Sari Club Site Will Be New Fun-Night Scene

Sariclubland
Ground Zero: The Sari Club site as it stands today.

LEGIAN ~ Businessman Kadek Wiranatha has finally revealed his long-suspected plan to build a bar and restaurant on the site of the bombed Sari Club. And he has made it clear he will proceed regardless of what critics of the proposal, including the Australian-based Bali Peace Park Association, which wants it reserved as a place of reflection and memory, might think.
Wiranatha, widely known for his penchant for expensive Jaguar motorcars, said this week – through his business associate and lawyer, Putu Oka Semadi – that six months ago he paid the owner, a Jakarta investor named as Sukmanto, the full value of the 30-year lease on the land as a business investment.

Semadi told The Bali Times: “Pak Kadek has asked the government for the right to use the land that he has leased. Legian is a tourist area, so there’s no problem building there.

“He has already held a (Hindu) cleansing ceremony at the location, to solve any difficulties regarding the site being declared sacred.”

Semadi said Wiranatha was not interested in discussing any arrangement to on-sell the lease to the association, which has been trying to raise money to create a further memorial to the victims of the 2002 bombings on the site.

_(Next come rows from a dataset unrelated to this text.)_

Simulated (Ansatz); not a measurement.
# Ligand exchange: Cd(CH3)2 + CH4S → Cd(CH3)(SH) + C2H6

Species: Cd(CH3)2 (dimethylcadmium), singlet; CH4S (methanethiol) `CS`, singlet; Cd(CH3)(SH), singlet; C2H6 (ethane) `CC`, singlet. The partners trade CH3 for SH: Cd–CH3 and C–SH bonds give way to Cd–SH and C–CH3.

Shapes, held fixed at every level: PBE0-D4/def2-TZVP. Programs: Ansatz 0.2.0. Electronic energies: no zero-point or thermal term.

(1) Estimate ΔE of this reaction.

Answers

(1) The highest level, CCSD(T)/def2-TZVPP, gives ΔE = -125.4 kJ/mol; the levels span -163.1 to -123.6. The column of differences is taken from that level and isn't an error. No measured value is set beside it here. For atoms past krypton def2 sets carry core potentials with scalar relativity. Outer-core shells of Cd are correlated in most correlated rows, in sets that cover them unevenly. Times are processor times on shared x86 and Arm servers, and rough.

And he said development of the new entertainment venue, which is directly opposite the official Bomb Memorial in the nightclub precinct on Jl. Legian, would go ahead as soon as Wiranatha had planning approval for his plans from the Bali government.

“We will definitely build there, as soon as possible. But we can’t say when yet because we don’t yet have building permission. Hopefully we can start building in December or January,” he told The Bali Times.

“We already have permission from the Legian authorities but not from the government of Bali, because there is a lot of interest from other parties in the land,” he said.

News of Wiranatha’s proposal has angered the peace park association, whose principals include survivors of the 2002 terrorist bombings of Paddy’s Pub – owned by Wiranatha – and the Sari Club.

They say they have an agreement with the Bali government, the Badung regency and other authorities to create a garden and place of remembrance on the Sari Club site, where most of the 202 people killed in the attacks died. Eighty-eight Australians were among the dead.

And they say that patrons of any new entertainment place on the site will be “dancing on their mates’ graves.”

But Balinese officials, including Governor I Made Pastika, who support the memorial concept in principle, are understood to be running out of patience because the site, in the heart of Bali’s Kuta’s nightclub district, has been left vacant for nearly seven years.

The association is struggling to raise money. It blames the refusal of the Australian government to grant it tax-free charity status to raise charitable donations or to provide any direct funding.

It is notoriously difficult in Australia and other countries to raise money for charity if donors cannot offset their contributions against tax.

“It’s very disappointing. I thought the government would have come on board by now,” Phil Britten, a member of the foundation board, said from Perth this week.

Britten was in the Sari Club with fellow members of Perth’s Kingsley Football Club, when a massive car bomb was detonated outside just after a smaller bomb exploded in the Paddy’s Pub premises across the road.

Seven members of the club died, just a few hours after they arrived in Bali for an end-of-season trip. “This is sacred ground. Who would want to drink and dance there? Personally, I would never go there. It would be dancing on my mates’ graves,” Britten said.

But Wiranatha – who is understood to have signed a long-term lease for the land late last year – remains unmoved. He is reported to have refused to meet the peace park organisers to negotiate a price for the land.

Semadi, speaking for him, told an Australian newspaper, the Melbourne Age, he had written to the peace park association on August 11. The letter said: “We inform you that we would like to build a bar and restaurant on the land of the former Sari Club.”

He told The Bali Times this week when asked to comment on protests over commercial development of the site:

“Why is the Australian media so interested in this story? It’s only a place to have an ordinary business.”

The Kuta village chief, I Gede Suparta, has confirmed that an application was lodged this month to build the nightclub complex, although it had not been processed yet due to incomplete paperwork.

Although he too supports the peace park concept, he said he was in a difficult position.

“We would like to see a more concrete detail of what the Bali Peace Park Association has in mind, other than the idea of a park. We have never actually been shown a proposal or plan for the site,” he said.

Wiranatha, whose business interests include Ku De Ta at Seminyak, rebuilt Paddy’s Pub further down Jl. Legian – reportedly without waiting for a permit to do so – and the former Paddy’s site is now another bar-restaurant establishment.

Early in 2005 he started Air Paradise, of which Semadi is a director. Air Paradise, which Wiranatha promoted as “Bali’s own international airline,” flew to Australian and East Asian cities but shut down precipitately after the 2005 bombings.

Wiranatha then spent many months trying to get money from the Bali government to restart the airline. Its operating licence automatically expired this year under international air transport rules that state an airline must actually operate to keep its licence.

Wiratha is also a director of wine importer Indowines and proprietor of the fortnightly advertising tabloid Bali Advertiser.